ANTHONY KUHN, BYLINE: Every year for the past three years, southwest China's Guizhou province has put on a huge international expo to highlight its new role as a big data hub. Dell, Qualcomm and other tech firms have booths here. Guizhou is landlocked and mountainous, and its economy ranks 25th out of 31 Chinese provinces. But it picked big data to make the most of certain natural advantages.
RAY CHAN: (Through interpreter) It's blessed with a special climate. The average annual temperature here is only 59 Fahrenheit.
KUHN: That's Ray Chan, in charge of big data projects for Foxconn, the Taiwanese electronics company that makes iPhones, Kindles, PlayStations and other gadgets in China. He says big data is the key to Foxconn's strategy to upgrade its business.

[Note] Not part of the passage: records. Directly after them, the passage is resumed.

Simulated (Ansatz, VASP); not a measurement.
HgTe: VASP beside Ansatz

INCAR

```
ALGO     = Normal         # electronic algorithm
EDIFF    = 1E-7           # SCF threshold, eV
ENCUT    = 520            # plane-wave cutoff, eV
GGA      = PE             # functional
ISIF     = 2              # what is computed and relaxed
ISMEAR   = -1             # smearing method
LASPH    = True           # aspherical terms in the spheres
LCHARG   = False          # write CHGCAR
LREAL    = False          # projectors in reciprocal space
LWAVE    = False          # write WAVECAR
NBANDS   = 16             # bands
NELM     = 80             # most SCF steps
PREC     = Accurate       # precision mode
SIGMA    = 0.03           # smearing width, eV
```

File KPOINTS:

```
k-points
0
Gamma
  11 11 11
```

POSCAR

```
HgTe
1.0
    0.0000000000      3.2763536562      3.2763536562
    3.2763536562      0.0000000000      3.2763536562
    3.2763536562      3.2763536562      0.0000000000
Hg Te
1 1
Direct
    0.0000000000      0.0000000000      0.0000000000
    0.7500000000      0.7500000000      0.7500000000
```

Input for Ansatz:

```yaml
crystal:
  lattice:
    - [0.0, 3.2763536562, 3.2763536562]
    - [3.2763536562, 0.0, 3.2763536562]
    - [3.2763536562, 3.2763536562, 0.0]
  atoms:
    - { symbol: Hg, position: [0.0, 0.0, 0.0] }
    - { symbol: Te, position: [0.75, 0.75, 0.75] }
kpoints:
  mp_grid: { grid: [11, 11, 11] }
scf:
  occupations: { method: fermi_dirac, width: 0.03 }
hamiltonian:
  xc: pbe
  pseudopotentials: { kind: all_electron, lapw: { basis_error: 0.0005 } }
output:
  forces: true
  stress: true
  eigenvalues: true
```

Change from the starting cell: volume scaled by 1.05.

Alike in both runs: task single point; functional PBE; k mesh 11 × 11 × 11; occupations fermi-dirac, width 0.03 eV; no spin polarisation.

RAY: (Through interpreter) We got our start in manufacturing, but we're actually transforming ourselves into a service company.
KUHN: As a matter of fact, China's government wants all of China's industries to upgrade with the help of new technologies such as cloud computing, networked appliances and eventually artificial intelligence. That requires analyzing huge amounts of data to make companies more efficient and storing that data on servers. And that's where Guizhou's climate comes in. There's a cutting-edge example of it about an hour outside the provincial capital.
(SOUNDBITE OF WIND TUNNEL NOISE)
KUHN: So here I am at the Foxconn Green Tunnel Data Center. What they've done is, they've set up a sort of wind tunnel in the space between two mountains. And in the tunnel, they've got 6,000 data servers, and the wind flows through this tunnel at about 2 to 3 meters per second. It saves them a lot of money on electricity and cooling costs.
(SOUNDBITE OF WIND TUNNEL NOISE)
KUHN: Companies in Guizhou are not just collecting big data on businesses, they're collecting it on people in order to improve urban services and education. Xia Yiping is co-founder of the bike sharing firm Mobike. Riders use a smartphone app to locate and unlock their bikes, which are equipped with tracking devices. Xia says all this generates a lot of useful data.
XIA YIPING: So we use this data to improve our product experience, and secondly, we use the data to dispatch, redistribute the bicycle based on the user requirements.
KUHN: But privacy advocates are concerned that the rise of big data could empower Big Brother. So I ask Xia Yiping.
Are you worried that big data could make it easier to have too much surveillance of citizens?
XIA: I think it's (unintelligible) actually realize that. And, actually, they're drafting a lot of the legislations around that to protect our private information.
KUHN: China's new cybersecurity law bans companies from selling users' personal data to third parties. Chen Gang is the Communist Party secretary of the provincial capital, Guiyang. He says big data has not only fired up the city's economy but also kept its environment clean and its society orderly.
CHEN YANG: (Through interpreter) Through the use of big data, there's been an obvious improvement in public safety. We've protected the good guys and punished the criminal elements.
KUHN: That big data, he adds, comes from an abundance of surveillance cameras on the city's streets.